A few Questions related to CUDA and CUBLAS

Been playing with CUDA for about 6 weeks, and have a few questions for the pros out there;

  1. I am still learning how to use CUBLAS, and was wondering what the best method to raise a Matrix to a large power. I know I can use the usual multiplication kernels to achieve the result, but with CPU implementations of Matrix POW they can use ‘exponentiating by squaring’ for a nice speedup. Is there any built in CUBLAS functionality which uses a similar idea to cut down the number of multiplications?

  2. With a single GTX 680 I have a reported Gflops of as much as 996( using cublasSgemm()), which seems really high. I know how this number is calculated, but is there anything misleading in that number?

  3. Given the huge speed advantage of using CUDA with GPUs, why do so few people use GPU for calculations when they make a big difference? One can get a nice speed up from just a $150 GTX 460, but instead they use openMP or parallel CPU clusters which are a pain to manage, generally not as fast, less reliable, and more expensive. Am I missing something?

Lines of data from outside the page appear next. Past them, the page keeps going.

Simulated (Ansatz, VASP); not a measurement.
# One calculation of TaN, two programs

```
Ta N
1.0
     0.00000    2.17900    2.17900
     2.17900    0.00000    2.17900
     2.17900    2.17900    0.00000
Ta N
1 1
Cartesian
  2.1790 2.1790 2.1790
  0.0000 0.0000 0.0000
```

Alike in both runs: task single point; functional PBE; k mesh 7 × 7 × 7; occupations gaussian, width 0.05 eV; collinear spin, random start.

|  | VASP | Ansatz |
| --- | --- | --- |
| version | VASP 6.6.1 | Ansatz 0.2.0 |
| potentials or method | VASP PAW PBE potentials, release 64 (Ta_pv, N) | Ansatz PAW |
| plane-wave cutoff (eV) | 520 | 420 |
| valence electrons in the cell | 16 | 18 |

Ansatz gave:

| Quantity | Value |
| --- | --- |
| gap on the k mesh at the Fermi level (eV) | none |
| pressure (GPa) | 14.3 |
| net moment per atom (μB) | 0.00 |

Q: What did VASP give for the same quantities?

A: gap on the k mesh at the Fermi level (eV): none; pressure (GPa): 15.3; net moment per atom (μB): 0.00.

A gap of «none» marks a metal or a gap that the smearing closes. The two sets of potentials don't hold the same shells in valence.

In general most GPU versions of algorithm I have experimented with have been anywhere from 2X as fast as the equivalent CPU implementation (simple BFS for example on undirected graphs) to 1000x faster than CPU implementations (CUBLAS matrix multiplication). Even sorting large arrays(thrust) can be many times faster. GPU kernels also tend to scale well and the time taken to allocate and copy memory back and forth from the host and device has been really quick, and less of an issue than I thought. The only class of algorithm which seems slower is some of the dynamic programming problems(recurrences), but even then there are a few which test at 10 faster than CPU versions. Also Atomics in Kepler are way faster than advertised.

CUBLAS Matrix multiplication is quick, but the whole ‘Column Major’ aspect is really annoying, since every other time I have had to work with Matrices it has been row major.

Ultimately I am just trying to learn more about CUDA, and am surprised at how little sample code is out there. I really appreciate this forum and hope I do not annoy anyone with these questions and observations.